Nordic Journal of Literacy Research – Some Prospects and Challenges

Published: September 2015

©2015 J. P. Gee and A. Skaftun. This is an Open Access article distributed under the terms of the Creative Commons Attribution 4.0 International License (http://creativecommons.org/licenses/by/4.0/), allowing third parties to copy and redistribute the material in any medium or format and to remix, transform, and build upon the material for any purpose, even commercially, provided the original work is properly cited and states its license.

Citation: J. P. Gee and A. Skaftun. “Nordic Journal of Literacy Research – Some Prospects and Challenges.” Nordic Journal of Literacy Research, Vol. 1, 2015, pp. 1–2. http://dx.doi.org/10.17585/njlr.v1.169

 

Education in our society is increasingly oriented towards competition and anxious impatience with measurable outcomes in the short term. Similar to the global economy, there is little trust and patience regarding long-term perspectives and features surrounding the maximum profit in the shortest possible time. These mechanisms are working their destructive powers on our natural resources and on possibilities for people to make meaningful lives. By invading the school systems all over the world, this short-sighted view also threatens to undermine the possibility of people of the future critically examining and resisting a scenario wherein human beings are but functions in a fully automatised society.

We live in a high-risk and imperiled world. We face pressing problems from a myriad of complex systems spinning out of control. These are systems such as global warming, environmental degradation, massive inequality, disruptions from automation and new media, and a global speculative capitalism unmoored from productivity and devoted to short-term interests. Near constant global conflicts are exasperated by all these forces. In this context, we badly need to rethink business as usual in our schools, colleges, and society as a whole. We need to think about the role of literacy, teaching, and learning, in and out of school, in terms of preparing young people to live in a fast-changing, complex, and high-risk world, where critical thinking and collective intelligence will be crucial.

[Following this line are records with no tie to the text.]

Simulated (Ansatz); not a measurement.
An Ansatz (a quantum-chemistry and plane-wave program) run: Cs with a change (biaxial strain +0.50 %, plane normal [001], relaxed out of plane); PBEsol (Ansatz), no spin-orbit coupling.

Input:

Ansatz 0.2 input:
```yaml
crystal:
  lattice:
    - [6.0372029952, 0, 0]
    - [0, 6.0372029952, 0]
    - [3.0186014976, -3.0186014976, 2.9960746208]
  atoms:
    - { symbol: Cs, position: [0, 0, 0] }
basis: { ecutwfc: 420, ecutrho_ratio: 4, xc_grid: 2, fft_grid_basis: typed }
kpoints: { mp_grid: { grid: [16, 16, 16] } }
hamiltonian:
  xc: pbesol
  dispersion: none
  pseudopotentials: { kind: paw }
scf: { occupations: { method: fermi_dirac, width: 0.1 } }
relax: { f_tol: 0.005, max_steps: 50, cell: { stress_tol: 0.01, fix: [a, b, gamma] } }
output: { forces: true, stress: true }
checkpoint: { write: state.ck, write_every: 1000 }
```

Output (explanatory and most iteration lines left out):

It is more important than ever before now to start an educational dialogue that sees education as part of a larger picture than simply producing the workforce needed in the future economy, especially when in reality we have no idea what this workforce or future will be. Indeed, important values developed through our entire cultural history are at stake here. We need research that views education against both a broad social and historical background and a cross-disciplinary appraisal of the future, both in terms of its perils and its possibilities. We should fight to retain core academic values around knowledge, evidence, and innovation unblinkered by short-term economic interests, and to face a future in which change is inevitable, business as usual won't work, and individuals and institutions will need to develop great resilience. In the end, we must focus on what type of people and what type of society ought schools and teaching, and learning throughout society produce if we are not just to survive but also to flourish. May the Nordic Journal of Literacy Research contribute to making sound judgement in important matters such as these.